In almost every major event or meeting at the United Nations, there is always a chance that questions about Papua will be raised to Indonesia. With the world trending toward more transparency, the voices questioning the issue are getting frequent now.
The most irritating moment for Indonesia is at least once a year a prime minister of Vanuatu, a small state in the Pacific, stands up and attacks Indonesia’s treatment of Papuans during the UN General Assembly meeting, the biggest UN meeting where leaders of all countries gather and talk. Thus, every year Indonesia must defend itself in front of the world, denying Vanuatu’s accusation of it having conducted human rights violations in its own territory, while dismissing suggestion that UN independent team must be given full access to inspect the condition in Papua.
Indonesia’s strategy is to play down Papua issue in front of the world, pretending that it is a small internal problem by tasking a very junior diplomat to answer a prime minister speech. The world is certainly aware of this strategy, and that’s why such a strategy could backfire and possibly has backfired.
First, utilizing young diplomats in such a big event to answer a question from a world leader on a such an important issue is not normal, and quickly attract attention from diplomats from other countries and the media. This itself has invited international attention to the issue.
Second, by using this extraordinary strategy Indonesia is actually exaggerating the Papua issue, opening up to the world that it actually gives the issue an extraordinary attention. Indonesia can’t expect the world to believe that the diplomat promptly speaks on her or his initiative based on text she or he writes up that moment. It is clear for everybody that this is a carefully laid out strategy.
Third, deploying young diplomats is actually overreacting or overacting strategy, and those who are overreacting are actually nervous. If you send a message to the outsiders that you are nervous then either you are trying to hide something or you have done something wrong. From the world’s point of view, this is clearly the case for Indonesia.
Fourth, assigning junior diplomats to answer questions from world leaders – regardless of how small and insignificant their countries are – is an arrogant move regardless of how you look at it. Such an arrogant image will add to difficulties in convincing the world that Indonesia is “the good guy” in the Papua issue.
After all, no matter how small Vanuatu is, it is a state, and in the UN General Assembly, t is still one country, one vote regardless if you are America or Vanuatu.

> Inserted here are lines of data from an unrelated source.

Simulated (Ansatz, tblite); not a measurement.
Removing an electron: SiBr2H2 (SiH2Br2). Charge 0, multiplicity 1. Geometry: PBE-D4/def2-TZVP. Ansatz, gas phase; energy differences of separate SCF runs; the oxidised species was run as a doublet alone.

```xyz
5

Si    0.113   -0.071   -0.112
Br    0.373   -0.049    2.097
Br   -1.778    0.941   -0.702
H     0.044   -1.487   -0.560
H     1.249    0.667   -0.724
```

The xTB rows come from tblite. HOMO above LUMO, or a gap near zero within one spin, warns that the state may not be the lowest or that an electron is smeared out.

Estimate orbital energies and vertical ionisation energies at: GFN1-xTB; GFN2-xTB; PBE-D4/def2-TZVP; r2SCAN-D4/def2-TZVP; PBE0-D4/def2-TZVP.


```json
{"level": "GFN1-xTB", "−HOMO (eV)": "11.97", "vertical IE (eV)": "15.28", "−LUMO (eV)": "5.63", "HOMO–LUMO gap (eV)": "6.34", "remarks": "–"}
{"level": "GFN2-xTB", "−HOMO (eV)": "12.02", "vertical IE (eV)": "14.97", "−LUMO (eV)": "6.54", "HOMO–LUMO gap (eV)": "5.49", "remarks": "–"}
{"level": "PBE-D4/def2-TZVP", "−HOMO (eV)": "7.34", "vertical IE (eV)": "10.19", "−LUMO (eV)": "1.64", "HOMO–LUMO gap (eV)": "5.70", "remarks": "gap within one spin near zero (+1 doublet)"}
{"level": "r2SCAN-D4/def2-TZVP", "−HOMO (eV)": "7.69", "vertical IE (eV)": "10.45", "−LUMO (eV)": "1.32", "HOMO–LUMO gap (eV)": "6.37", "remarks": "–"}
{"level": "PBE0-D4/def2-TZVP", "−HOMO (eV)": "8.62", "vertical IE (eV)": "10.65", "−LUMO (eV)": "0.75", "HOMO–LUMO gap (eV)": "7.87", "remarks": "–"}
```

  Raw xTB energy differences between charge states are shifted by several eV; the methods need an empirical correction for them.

Fifth, as these young diplomats are all reading a statement that was made for them, the results of them reading the statement is insincerity. The impression for insincerity is dishonesty. Again, such an impression of insincerity is that Indonesia is lying and hiding something from the world.
All in all, rather than playing down the Papua issue, Indonesia is overblowing the issue by assigning young diplomats. Also, using the strategy has not impressed the world that Indonesia is honest in handling Papua as it should have expected when it sent young people talk about the issue.
Indonesia should have just acted normal, and assigned diplomats who used to speak at the UN. Assigning normal diplomat means Indonesia treated the Papua issue as a normal case. By acted normal Indonesia also will give a proper respect to the UN General Assembly meeting, showing the world it has wisdom and class in handling whatever critics and attacks in regard to its policies in Papua, and in the process maybe Indonesia can get a little sympathy from the world.